DATE-OBS='31/12/99'

Rob Seaman seaman at noao.edu
Sun Jul 7 17:37:50 EDT 1996


Preben Grosbol writes:

> It is clear that all major organizations will be able to implement
> the change but there are also smaller sites.

and Peter Bunclark writes:

> some old FITS readers cannot be updated - don't have source, don't
> have library, can't remember how to use a line editor..
> Software which *is* maintainable is not a problem.

If, for some reason, FITS readers cannot be updated - isn't it also
likely that the corresponding FITS writers can't be updated either?
On the other hand, astronomers reducing FITS files written elsewhere
already have larger compatibility issues to deal with than DATE-OBS.

If software cares about DATE-OBS (or DATE, or DATE-END, or...) it will
break whether or not anybody can fix it.  If the software doesn't need
to know the date, it's not likely to bother to parse it.

Should a fundamental decision be driven by unmaintainable software?

Our primary concern should be for the integrity of the FITS standard,
and only secondarily for any particular software.

- Deprecating the DATE keywords is a very large change to the standard.

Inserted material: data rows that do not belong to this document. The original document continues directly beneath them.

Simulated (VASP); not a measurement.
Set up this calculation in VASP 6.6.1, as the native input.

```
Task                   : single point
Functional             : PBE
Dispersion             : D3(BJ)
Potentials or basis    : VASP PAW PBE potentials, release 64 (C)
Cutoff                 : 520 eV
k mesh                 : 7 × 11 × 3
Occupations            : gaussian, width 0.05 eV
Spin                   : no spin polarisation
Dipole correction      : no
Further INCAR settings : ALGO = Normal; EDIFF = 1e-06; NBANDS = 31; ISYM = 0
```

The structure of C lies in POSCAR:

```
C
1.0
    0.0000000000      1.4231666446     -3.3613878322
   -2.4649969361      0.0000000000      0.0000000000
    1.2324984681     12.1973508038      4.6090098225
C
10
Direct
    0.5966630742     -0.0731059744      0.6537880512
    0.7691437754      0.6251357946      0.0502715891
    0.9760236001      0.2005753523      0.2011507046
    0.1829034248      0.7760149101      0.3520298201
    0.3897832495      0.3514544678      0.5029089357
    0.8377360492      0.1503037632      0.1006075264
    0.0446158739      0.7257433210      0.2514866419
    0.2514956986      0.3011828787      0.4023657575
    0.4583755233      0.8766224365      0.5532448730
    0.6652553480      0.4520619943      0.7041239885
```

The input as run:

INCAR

- Expanding the allowed formats to include DD/MM/YYYY or YYYY-MM-DD is
  a small change.

- Clarifying the meaning of DD/MM/YY to refer explicitly to twentieth
  century dates is NO change at all - and is necessary to avert a threat
  to the astronomical data record.

In any event the easiest fix is simply to add the century digits when
writing the same old keywords, and to add an if-else clause keying off
the length (or format) of the value when reading those keywords.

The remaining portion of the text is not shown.